The fastest way to bankrupt your startup: How overly ambitious dreams can kill your company, or, lessons from Moby Dick

By Julia E Hubbel

(The details in this story have been changed to protect identities.)

Elaine was at her wit’s end. Nothing that she had done had worked. Despite her best efforts, her marketing was going nowhere. The F100 company that she had targeted for the last four years was simply not interested.

She had used up her entire marketing budget one for one last big push. It hadn’t worked. Now she was in late spring with nothing in the coffers to go after the local business that had been her bread and butter.

Having let them sit by the sidelines as she had pursued her dream of the multi-million dollar contract, they had found another supplier. The well was dry, in all directions.
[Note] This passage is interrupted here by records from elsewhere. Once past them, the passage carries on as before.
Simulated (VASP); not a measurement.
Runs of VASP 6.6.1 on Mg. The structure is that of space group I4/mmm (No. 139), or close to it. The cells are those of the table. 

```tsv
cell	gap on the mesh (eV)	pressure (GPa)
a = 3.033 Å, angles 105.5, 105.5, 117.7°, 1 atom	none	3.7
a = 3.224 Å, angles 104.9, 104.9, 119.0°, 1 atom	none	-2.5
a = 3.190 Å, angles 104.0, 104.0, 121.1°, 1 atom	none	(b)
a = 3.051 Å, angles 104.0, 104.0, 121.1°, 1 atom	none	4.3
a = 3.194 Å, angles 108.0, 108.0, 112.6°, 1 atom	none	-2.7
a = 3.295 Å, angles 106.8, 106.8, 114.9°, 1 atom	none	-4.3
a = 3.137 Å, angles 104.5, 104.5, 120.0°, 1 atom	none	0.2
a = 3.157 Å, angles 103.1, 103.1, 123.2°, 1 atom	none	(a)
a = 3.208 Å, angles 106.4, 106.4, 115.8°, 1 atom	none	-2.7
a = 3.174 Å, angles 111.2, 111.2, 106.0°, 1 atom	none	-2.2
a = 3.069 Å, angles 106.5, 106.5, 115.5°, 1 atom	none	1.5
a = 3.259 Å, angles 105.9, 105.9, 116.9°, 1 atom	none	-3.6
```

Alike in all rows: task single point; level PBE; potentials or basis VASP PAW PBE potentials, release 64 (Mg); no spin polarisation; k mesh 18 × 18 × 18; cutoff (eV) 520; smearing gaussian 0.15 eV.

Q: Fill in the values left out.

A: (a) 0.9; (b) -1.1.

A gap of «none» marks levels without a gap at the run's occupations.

Elaine ultimately had to close shop. Burned out, she took a job until she could rethink what she wanted to do with her life. At forty-seven, this hurt. She’d thrown everything into this effort.

What could possibly have gone so wrong?

Four years prior, Elaine had a thriving business in promotional products. She was well-known in her medium-sized community. Active on local boards and charities, she had developed a successful business.

For several decades, Elaine had built her company step-by-step into a $200k concern. For her town, that was a lot of money. The majority of promotional products companies are run by one or two people, and a good sale to a single customer is around $5000.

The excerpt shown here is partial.